The appreciative move in the US dollar keeps GBP/USD off guard on Thursday’s Asian trading hours. The pair remains reluctant to shed the previous day's weakness and continues to make minute moves with no meaningful tractions.

At the time of writing, GBP/USD trades at 1.4114, down 0.03% for the day.

The US Dollar Index (DXY) gathers momentum in the early Asian session, as investors await the highly anticipated US Consumer Price Index (CPI) data. The US Treasury yields ease to a fresh three months low of 1.48%.

Investors remain cautious about the Fed tapering measures if the data came at the higher end. The higher interest rates could trigger a sell-off in Treasuries, and thus higher yields, eventually higher USD valuations.

On the other hand, the combination of factors weighs on the sterling performance. The growing tensions between UK and EU, as the two sides failed to reach an agreement on implementing the Northern Ireland Protocol, impacting the sterling negatively. The British Prime Minister Boris Johnson is considering all options amid an emerging trade war after Brussels threatens to impose sanctions over British exports to NI.

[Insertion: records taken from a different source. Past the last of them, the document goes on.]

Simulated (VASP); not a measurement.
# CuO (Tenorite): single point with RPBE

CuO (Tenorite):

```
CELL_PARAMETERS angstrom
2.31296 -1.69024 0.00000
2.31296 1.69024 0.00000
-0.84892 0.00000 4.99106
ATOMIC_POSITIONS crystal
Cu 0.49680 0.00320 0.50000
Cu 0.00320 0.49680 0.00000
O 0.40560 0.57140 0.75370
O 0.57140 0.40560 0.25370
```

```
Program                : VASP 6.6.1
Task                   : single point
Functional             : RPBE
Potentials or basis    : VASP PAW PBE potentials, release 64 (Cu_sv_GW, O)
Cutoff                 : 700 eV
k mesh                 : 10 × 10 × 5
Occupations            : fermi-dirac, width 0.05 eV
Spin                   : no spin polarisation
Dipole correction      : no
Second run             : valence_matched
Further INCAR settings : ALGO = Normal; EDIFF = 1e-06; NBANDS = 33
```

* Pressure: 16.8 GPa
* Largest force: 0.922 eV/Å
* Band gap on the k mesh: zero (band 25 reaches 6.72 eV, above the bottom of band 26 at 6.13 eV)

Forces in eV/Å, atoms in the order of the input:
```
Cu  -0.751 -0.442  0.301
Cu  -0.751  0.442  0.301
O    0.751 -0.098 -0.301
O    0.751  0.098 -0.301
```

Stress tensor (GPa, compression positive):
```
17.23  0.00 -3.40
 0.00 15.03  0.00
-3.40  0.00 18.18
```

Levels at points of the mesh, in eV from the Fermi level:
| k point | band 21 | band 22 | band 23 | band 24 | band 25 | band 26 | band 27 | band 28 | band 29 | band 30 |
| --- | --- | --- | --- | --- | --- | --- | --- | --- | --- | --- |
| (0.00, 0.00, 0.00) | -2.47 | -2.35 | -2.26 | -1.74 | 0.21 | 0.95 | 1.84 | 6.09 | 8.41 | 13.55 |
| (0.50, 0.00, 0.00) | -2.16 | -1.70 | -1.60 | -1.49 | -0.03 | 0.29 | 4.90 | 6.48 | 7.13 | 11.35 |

Meanwhile, US President Joe Biden, who is in the UK to attend the G-7 meeting, warned the UK and directed to resolve the NI issue with the EU.

In addition to that, the rising corona cases amid the newly found “Delta strain” put the UK government's full economy opening plan in dismay. 

As for now, investors are keeping a  close watch on the US Core Purchase Index (CPI) report and Initial Jobless Claim for June 4 to gain some fresh trading impetus.